NEW YORK – With rank-and-file players beyond those on the National Basketball Players Association’s executive council attending, the negotiating session Tuesday of a new NBA collective bargaining agreement was living up to its billing as the most critical one yet.
In addition to the union officers – along with all the other owners, lawyers, NBPA executive director Billy Hunter and staffers in the room at a midtown Manhattan hotel – at least four players attended the talks. Tony Parker of the San Antonio Spurs, Arron Afflalo of the Denver Nuggets and the Atlanta Hawks’ Al Horford and Zaza Pachulia showed up for the session.
Beginning at 11 a.m. EDT, this meeting has been portrayed by NBA commissioner David Stern as pivotal in the two sides’ ability to get a deal before the June 30 expiration of the current CBA. At their last meeting, on Friday, the owners made what they considered to be a significant concession by dropping their fight against guaranteed contracts. Stern said he and the owners expected a counterproposal from the union on par with that.
This is a hectic week for the NBA, with the annual June draft set for Thursday night in Newark, just across the Hudson River from labor talks that – if they aren’t fruitful – could delay those rookies’ debuts for an indefinite period of time. The league canceled the Las Vegas Summer League Friday and similar events and business could fall victim to the “rolling horizon” if talks drag on.
The two sides remain far apart on a variety of issues covering both the split of NBA revenues and the system under which they conduct business. The owners have been seeking a hard salary cap similar to that used in the NFL and the NHL, a reduction in contract lengths and a more favorable cut of revenues, currently a 57-to-43 percent split favoring the players.
The union has balked at demands that would slash total player compensation by about $750 million from its current $2.1 billion. It so far has refused the concept of a hard cap. And it feels that the owners’ financial problems – 22 of the league’s 30 teams allegedly are losing money – can be addressed in part by enhanced revenue sharing, lessening the burden on the players.

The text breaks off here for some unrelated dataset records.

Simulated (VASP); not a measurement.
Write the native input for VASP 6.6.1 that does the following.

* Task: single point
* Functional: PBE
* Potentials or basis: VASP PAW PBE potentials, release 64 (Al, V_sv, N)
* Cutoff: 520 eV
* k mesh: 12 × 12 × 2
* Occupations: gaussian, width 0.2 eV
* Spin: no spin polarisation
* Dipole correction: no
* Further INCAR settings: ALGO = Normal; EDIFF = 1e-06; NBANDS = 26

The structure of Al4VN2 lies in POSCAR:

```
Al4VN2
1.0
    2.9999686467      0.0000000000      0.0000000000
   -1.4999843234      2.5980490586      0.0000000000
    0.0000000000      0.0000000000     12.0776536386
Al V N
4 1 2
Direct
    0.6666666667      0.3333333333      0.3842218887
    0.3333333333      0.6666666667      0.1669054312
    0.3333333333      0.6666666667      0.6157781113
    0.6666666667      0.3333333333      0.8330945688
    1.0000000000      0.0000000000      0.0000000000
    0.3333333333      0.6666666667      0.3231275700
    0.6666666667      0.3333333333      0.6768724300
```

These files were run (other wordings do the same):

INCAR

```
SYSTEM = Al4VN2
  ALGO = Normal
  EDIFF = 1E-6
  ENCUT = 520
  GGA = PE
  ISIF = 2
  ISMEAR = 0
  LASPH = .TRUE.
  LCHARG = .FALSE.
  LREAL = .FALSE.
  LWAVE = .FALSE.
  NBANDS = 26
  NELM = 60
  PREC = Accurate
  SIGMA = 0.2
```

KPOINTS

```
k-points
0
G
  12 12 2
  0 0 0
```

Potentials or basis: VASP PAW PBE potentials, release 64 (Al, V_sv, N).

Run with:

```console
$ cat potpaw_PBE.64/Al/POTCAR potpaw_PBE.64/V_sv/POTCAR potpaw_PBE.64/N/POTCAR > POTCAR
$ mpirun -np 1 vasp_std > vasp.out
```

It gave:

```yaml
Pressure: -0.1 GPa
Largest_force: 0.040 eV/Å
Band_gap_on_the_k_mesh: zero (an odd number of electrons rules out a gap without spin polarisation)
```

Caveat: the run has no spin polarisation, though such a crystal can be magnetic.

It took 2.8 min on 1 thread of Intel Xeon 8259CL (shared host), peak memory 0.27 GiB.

The best news for fans, under this mostly gloomy cloud, is that the sides seem committed to the face-to-face sessions. Stern indicated last week that talks might continue daily, with union reps scheduled to be in New York Thursday anyway. Come Friday, they’ll be one week away from a potential lockout, which could quicken the pace further.
“We’ve even been known to work weekends around here,” Stern had said. “It’s not called for yet, but everyone is flexible.”